In an effort to coordinate safety training and workforce development programs better, the city of Kenai will consider joining a number of organizations in support of a $300,000 state appropriation.
If the city and five other organizations sign on, the group intends to ask the Legislature for the funding to strengthen the existing network of safety and survival training programs in the Kenai area.
Other potential partners include the Pacific Rim Institute of Safety Management (PRISM), Beacon Occupational Health and Safety Services, Kenai Landing Inc., the Challenger Learning Center of Alaska and the Mining and Petroleum Training Service (MAPTS) of Kenai Peninsula College.
The state funding would enable the group to create a central Web site listing all training that is available, according to Kenai City Manager Rick Koch, listing schedules, course descriptions, costs, instructors' names, training facilities and lodging alternatives.
Koch said he is somewhat concerned that the Legislature, in approving such an appropriation, might displace other funding intended for other Kenai needs.
A memorandum of understanding between the organizations is to be considered at Wednesday's Kenai City Council meeting.
Also on the council agenda is an ordinance amending the city code to allow city employees to borrow up to six-months of annual leave for education and training after their earned annual leave has been used.
Koch said there has been an internal provision for workers borrowing forward on their leave entitlements for other reasons, but not for training, and the code amendment would formalize the practice.
The council will be considering the adoption of new international building, plumbing and mechanical codes.

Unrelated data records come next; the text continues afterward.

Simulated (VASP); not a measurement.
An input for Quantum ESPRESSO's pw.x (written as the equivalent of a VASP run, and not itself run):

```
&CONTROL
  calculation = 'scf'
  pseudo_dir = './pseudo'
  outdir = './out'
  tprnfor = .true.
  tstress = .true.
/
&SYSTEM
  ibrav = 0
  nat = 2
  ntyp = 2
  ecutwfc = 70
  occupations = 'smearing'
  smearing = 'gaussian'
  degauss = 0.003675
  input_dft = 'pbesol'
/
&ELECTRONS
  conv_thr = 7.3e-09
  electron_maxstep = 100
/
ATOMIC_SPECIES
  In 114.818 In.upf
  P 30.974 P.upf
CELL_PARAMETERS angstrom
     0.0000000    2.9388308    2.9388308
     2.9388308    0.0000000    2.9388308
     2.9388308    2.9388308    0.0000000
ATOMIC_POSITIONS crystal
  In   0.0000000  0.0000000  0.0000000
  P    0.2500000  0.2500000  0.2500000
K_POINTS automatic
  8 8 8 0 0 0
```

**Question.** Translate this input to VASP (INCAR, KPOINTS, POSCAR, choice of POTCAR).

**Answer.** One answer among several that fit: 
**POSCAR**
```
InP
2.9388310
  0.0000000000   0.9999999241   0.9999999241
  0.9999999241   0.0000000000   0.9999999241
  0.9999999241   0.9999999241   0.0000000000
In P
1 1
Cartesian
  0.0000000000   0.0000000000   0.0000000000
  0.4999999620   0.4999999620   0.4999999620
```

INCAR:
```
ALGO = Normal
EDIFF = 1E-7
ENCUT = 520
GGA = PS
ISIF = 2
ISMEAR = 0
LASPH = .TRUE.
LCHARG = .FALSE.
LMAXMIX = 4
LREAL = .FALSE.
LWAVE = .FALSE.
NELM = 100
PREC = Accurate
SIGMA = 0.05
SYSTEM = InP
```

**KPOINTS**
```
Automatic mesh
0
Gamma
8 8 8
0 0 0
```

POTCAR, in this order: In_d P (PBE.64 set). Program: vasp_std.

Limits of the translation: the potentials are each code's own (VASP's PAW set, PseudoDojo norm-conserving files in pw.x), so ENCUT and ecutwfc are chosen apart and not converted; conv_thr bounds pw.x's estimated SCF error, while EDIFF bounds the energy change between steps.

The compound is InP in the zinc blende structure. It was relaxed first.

Koch said it is customary for the city to adopt new codes as they become available in order to permit architects to design to the latest codes uniformly from city to city rather than work to new codes in one place and work to outdated codes elsewhere. Adoption of the new codes is considered routine, he said.
The city manager also plans to discuss plans for the proposed Wal-Mart and Lowe's stores coming to Kenai.
Koch said the plans, which have been submitted for city administration review, are available at city hall.
Somewhat disappointing, he said, is the fact the new Wal-Mart does not include an automotive service center.
The council meeting is scheduled to begin at 7 p.m.